The E10 comes packed in a tin just like the one the FiiO E11 Portable Headphone Amplifier comes in, with optional stick-on rubber feet, a USB cable and instructions. The high/low gain switch works fine and with the 250 ohm ST800s low gain is all I need (a rule of thumb I've heard for determining whether you need high or low gain with a given set of headphones has to do with volume; if with high gain the volume becomes too high too soon, e.g., when the E10's numbered volume knob is at 2 or 3 and the volume is super loud, switch to low gain; the volume knob on the E10 goes from 0-8). I find, however, that high gain is better when my 300 ohm Sennheiser HD580 headphones are connected to the E10, for at the low gain setting I can turn the volume to 8 without reaching a maximally loud volume. (Suitable headphone impedance for the E10 runs from 16-300 ohms). With my 38 ohm Audio-Technica ATH-M50 Professional Studio Monitor Headphones, the low gain setting on the E10 works best.
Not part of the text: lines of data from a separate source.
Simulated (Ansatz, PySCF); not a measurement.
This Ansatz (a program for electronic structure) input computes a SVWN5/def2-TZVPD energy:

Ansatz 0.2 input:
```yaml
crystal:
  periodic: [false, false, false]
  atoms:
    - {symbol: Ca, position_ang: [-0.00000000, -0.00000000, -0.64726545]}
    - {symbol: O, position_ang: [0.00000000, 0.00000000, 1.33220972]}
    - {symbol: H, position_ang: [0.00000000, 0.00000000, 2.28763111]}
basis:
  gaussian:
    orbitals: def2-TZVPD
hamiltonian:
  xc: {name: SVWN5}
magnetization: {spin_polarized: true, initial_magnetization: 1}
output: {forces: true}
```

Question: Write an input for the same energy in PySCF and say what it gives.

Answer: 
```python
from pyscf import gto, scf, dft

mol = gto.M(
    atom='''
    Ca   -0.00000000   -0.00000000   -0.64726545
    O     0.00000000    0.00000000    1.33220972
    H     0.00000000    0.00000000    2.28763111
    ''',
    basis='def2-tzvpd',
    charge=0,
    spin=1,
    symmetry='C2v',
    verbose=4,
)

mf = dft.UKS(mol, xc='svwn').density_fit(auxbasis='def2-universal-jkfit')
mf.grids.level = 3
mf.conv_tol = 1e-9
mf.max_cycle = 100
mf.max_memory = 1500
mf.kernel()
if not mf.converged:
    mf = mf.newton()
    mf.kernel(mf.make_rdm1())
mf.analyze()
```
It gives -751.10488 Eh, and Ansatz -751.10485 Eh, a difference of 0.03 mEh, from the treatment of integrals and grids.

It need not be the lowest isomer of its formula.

The E10 can of course also be used as a DAC with any speaker system that would otherwise connect directly to a computer (i.e., to the computer's sound card). I am surprised at how much better my Logitech Speaker System Z523 with Subwoofer sounds when connected to the E10 instead of to the computer's sound card. There is a line out port on the back of the E10 for connecting speakers, which bypasses the E10's volume control, which only functions when headphones are connected through the headphone jack on the front of the E10. I don't imagine I will ever want to connect speakers directly to my computer's sound card ever again, now that I have an E10.

Crystal clarity... And so small it will be no problem to travel with it in a laptop bag. FiiO has hit one out of the park with the E10. Now I'm thinking of getting a second E10 so I can keep one connected to my desktop and have the other always handy for use with my laptop.